Click here to flash read.
Solving the problem of cooperation is of fundamental importance to the
creation and maintenance of functional societies, with examples of cooperative
dilemmas ranging from navigating busy road junctions to negotiating carbon
reduction treaties. As the use of AI becomes more pervasive throughout society,
the need for socially intelligent agents that are able to navigate these
complex cooperative dilemmas is becoming increasingly evident. In the natural
world, direct punishment is an ubiquitous social mechanism that has been shown
to benefit the emergence of cooperation within populations. However no prior
work has investigated its impact on the development of cooperation within
populations of artificial learning agents experiencing social dilemmas.

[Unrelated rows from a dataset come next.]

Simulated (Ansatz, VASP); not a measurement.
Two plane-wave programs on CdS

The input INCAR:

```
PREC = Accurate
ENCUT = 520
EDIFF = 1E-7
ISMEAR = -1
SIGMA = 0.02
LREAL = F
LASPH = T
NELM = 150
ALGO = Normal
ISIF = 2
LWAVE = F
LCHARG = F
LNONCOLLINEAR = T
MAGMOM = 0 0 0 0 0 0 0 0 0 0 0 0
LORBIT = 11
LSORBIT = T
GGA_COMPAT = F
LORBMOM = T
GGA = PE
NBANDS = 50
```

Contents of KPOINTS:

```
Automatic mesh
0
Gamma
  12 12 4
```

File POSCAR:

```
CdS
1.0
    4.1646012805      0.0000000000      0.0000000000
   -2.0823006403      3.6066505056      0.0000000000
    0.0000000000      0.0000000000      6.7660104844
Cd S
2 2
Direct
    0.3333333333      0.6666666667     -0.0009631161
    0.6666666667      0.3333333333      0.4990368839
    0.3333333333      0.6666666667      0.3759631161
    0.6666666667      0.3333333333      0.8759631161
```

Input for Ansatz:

Additionally, within natural populations the use of any form of punishment is
strongly coupled with the related social mechanisms of partner selection and
reputation. However, no previous work has considered the impact of combining
multiple social mechanisms on the emergence of cooperation in multi-agent
systems. Therefore, in this paper we present a comprehensive analysis of the
behaviours and learning dynamics associated with direct punishment in
multi-agent reinforcement learning systems and how it compares to third-party
punishment, when both are combined with the related social mechanisms of
partner selection and reputation. We provide an extensive and systematic
evaluation of the impact of these key mechanisms on the dynamics of the
strategies learned by agents. Finally, we discuss the implications of the use
of these mechanisms on the design of cooperative AI systems.